Public Watchdog.org

Balanced Budget A Zero-Sum Game (Updated 3/26/10)

03.24.10

As we approach decision day on the 2010-11 Park Ridge City budget, it’s looking more and more like the chances of getting that budget balanced are less and less. 

Both our City officials and various special interests have talked about restoring cuts that City Mgr. Jim Hock made in his proposed budget, but none of them have suggested corresponding increases in revenues or alternative cuts to counterbalance the funds being restored.

Big problem. 

Take firefighters union head, Matt Jarka, for example.  According to a story in this week’s Park Ridge Herald-Advocate (“PUBLIC SAFETY: Police, firefighters bring campaign against staff cuts to your doorstep,” March 23), his union members were out leafleting the City to warn about the dangers of “cut[ting] corners in public safety.” 

Jarka claims that losing three firefighters/paramedics will prevent the Fire Dept. from staffing its 95-foot ladder truck, resulting in the sale of that vehicle (that was purchased in 2001) and increased reliance on other departments to provide the equipment we need to fight fires in buildings 24 feet or taller.  Jarka states that these cuts “don’t make sense…from a financial standpoint or a safety standpoint.”

What doesn’t make sense to us, however, is selling off a piece of needed equipment just because the Dept. is losing 3 people.  Wouldn’t it make more sense to hang onto that 95-foot ladder truck so that it can be used by the remaining firefighters/paramedics if/when needed?  Or is the City counting on the proceeds of that used truck sale to bolster its revenues?

But if Mr. Jarka really thinks those cuts don’t make sense financially, can he please tell City Mgr. Jim Hock where to find the additional revenue, or the alternative cuts, needed to keep those three people in the department?  And can Police Chief Frank Kaminski, who said the proposed cuts to four police officers will eliminate the department’s Traffic Unit and reduce the “quality and quantity of traffic safety programs,” do the same?

Meanwhile, back around The Horseshoe, Mayor Dave Schmidt and City Mgr. Hock need to re-think their statements that the proposed City budget should not allow for the $936,000 loss of state funding Gov. Quinn has proposed in order to keep the State afloat – especially now that State Rep. Rosemary Mulligan has warned that such a loss is likely…and that fiscal year 2012 “will be just as bad as fiscal year 2011.”

In view of the fact that the State of Illinois is already more than four months and $900,000 behind in this year’s income tax payments to Park Ridge, we suggest that Schmidt and Hock listen to Ald. Frank Wsol (7th Ward), whom we have criticized in the past on financial matters but who correctly has asked that the questionable $936,000 of state funds be removed from the projected revenues of the proposed budget.

Hock, however, says he’s got some ideas about what the City can do if it doesn’t get all its income tax revenues from the State next year. 
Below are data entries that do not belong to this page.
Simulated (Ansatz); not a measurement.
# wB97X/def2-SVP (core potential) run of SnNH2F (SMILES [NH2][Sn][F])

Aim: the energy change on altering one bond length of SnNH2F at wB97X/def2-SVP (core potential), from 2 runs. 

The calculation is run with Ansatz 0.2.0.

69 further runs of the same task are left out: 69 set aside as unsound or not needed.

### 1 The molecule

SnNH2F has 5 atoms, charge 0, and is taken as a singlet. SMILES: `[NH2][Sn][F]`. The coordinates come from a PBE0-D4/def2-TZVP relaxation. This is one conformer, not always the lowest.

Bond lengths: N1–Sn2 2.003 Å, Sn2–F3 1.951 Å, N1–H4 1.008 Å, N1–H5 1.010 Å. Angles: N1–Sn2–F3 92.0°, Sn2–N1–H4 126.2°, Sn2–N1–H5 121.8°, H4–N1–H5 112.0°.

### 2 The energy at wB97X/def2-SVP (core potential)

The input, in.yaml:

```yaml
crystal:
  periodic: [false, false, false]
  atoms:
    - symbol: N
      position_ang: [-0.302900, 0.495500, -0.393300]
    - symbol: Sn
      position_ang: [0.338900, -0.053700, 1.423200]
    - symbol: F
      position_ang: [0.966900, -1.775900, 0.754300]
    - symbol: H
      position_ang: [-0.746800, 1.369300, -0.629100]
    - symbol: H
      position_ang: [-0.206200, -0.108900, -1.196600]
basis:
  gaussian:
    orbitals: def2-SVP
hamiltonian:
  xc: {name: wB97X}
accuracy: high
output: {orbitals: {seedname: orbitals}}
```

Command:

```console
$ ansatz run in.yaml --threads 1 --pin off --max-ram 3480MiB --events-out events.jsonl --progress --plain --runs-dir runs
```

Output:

Hey, Jim, does one of those ideas begin with the instruction: “Bend over…”?

Update 3/26/10: Although we accurately reported an earlier statement by Mayor Schmidt that he thought Gov. Quinn’s threatened cut of income tax funds to municipalities was a “political ploy,” we failed to point out that more recently the mayor has taken this threat seriously and has raised the alarm about its effects on City finances, especially the proposed 2010-11 budget.

Hopefully, the members of the City Council will do likewise.

1 comment so far

I have a thought about where that money should come from. How about we pay for our garbage disposal like just about every other community in the area! OR, how about the we actually pay for the water we use! The fact that there was a water rate increase that wasn’t passed along to us is ridiculous. I know, I know… G-D forbid we as residents actually have to stomach a rate increase. Guess what, that is the world we live in. When the price of things goes up we pay more. The city will never dig itself out without having passing along rate increases to us. In regards to selling the ladder truck – if there is no one to staff it what would be the point in hanging on to it? You have to have dedicated people to man each vehicle. If you cut the amount of people on a shift you don’t have enough people to be on each vehicle. It’s math, plain and simple.